Please be aware of current mandatory travel restrictions in Local Authority areas within Scotland and respect local communities by referring to Scottish Government guidance and safe route choices for exercise. For further guidance please refer to the following information for hillwalkers and climbers and snowsports on ski and board.
This blog is intended to provide hazard and mountain condition information to help plan safer mountain trips.
The afternoon turned brighter after a cloudy mizzly start in the morning.   The snow is softer underfoot due to recent milder humid conditions.  Cornices remain in place above Northerly aspects in the corries.
Overnight, we expect fresh windslab to develop on North-West through North to East aspects, above 950 metres. Throughout the period, windslab will continue to accumulate at these locations. Also, some poorly bonded windslab is likely to develop at lower elevations on these same aspects, in isolated steep sheltered locations. The avalanche hazard will be Considerable.

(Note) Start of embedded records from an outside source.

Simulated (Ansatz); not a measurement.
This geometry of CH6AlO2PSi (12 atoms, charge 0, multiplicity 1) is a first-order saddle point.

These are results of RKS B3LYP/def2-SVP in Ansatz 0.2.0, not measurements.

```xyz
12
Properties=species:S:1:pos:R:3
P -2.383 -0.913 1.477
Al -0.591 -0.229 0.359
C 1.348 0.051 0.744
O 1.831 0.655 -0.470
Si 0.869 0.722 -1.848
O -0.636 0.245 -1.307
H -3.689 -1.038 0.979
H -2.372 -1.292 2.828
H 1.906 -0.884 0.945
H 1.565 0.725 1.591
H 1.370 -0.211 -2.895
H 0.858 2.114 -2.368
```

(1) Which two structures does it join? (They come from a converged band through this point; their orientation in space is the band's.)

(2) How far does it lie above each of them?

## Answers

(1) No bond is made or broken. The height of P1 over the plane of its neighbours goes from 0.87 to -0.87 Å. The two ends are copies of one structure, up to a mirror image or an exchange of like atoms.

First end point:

A stormy 48 hr period is forecast, with fluctuating freezing levels and a fair amount of snow and rain. This will certainly lead to some poor mountain conditions as well as some unstable snow conditions. More details can of course be found in the avalanche report for the various areas.
A brief glimpse of Corrie an t-Sneachda, though it was lost in the murk for most of today.
Impressive drifts remain at lower elevations on North aspects. A testament to the large amounts of snow that came in on Southerly winds earlier in the season.